My stock seat was not in bad shape, yeah, it had a torn part on the right front and a half-inch tear on the lower left side ... not too bad overall. But, seams were starting to come apart a bit and it was really too low and not set back enough for my 38-inch inseam. BeforeAfter
A new Corbin is definitely not in my current toy budget and there's no sugar mama so I decided to take care of it on the last two days of my vacation.
Off to Hancock Fabrics to make my biggest investment in this project. Nice, marine grade, pliable Naugahyde type fabric was selling for $12 a yard. I need about a yard. But hey, what's that on the bargain table? It's heavy, rough-textured vinyl for $6!? I'll go with that! Wish I knew then what I know now. Total bill with upholstery needles, thread and foam pad: $16.45
The seat was off because I pulled the carbs last week so I removed the chrome trim and pulled all the staples. Off with what's left of the clear plastic cover and into the shop.
A fine-tooth hacksaw blade took care of the passenger backrest in a snap. This was the best tool for this trimming job. I wanted a lower curve on the rear part but there's a hump in the pan for the passenger backrest. I cut it down to about a quarter-inch of that hump and then smoothed the rest into it.
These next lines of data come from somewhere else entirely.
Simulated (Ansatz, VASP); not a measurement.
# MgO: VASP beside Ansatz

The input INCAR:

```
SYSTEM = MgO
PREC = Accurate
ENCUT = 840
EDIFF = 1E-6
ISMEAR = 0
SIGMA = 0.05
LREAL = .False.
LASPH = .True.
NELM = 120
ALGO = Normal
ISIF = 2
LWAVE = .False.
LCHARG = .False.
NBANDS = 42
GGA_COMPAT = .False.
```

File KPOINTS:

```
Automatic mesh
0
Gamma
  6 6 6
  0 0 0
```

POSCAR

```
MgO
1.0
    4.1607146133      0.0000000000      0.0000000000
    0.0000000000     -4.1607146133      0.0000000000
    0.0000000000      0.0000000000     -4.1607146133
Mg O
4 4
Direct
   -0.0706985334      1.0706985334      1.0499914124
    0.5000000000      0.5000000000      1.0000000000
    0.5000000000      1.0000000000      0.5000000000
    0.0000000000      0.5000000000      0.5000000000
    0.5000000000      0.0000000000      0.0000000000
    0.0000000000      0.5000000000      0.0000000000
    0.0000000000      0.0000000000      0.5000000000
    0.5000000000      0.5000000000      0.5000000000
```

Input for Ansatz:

Then I cut off the forward backrest so I could move it toward the rear. I trimmed the outside edges of the seat to blend into the rear. The lower portion of the backrest was then trimmed back about two inches and the upper part was glued on with contact cement. In the pic you can see the marks on the upper part where I'll cut it to blend in.
I slipped a one inch pad of dense foam between the seat pan and old foam because I always felt that it wasn't tall enough for me and was much too soft. Some of the exposed, newly cut parts have been "painted" with contact cement as I was afraid that, with use, the foam would break down quickly. The contact cement dries and is not tacky after about an hour when applied to the foam.
The last step here was to wrap the whole thing in clear plastic "Saran" wrap.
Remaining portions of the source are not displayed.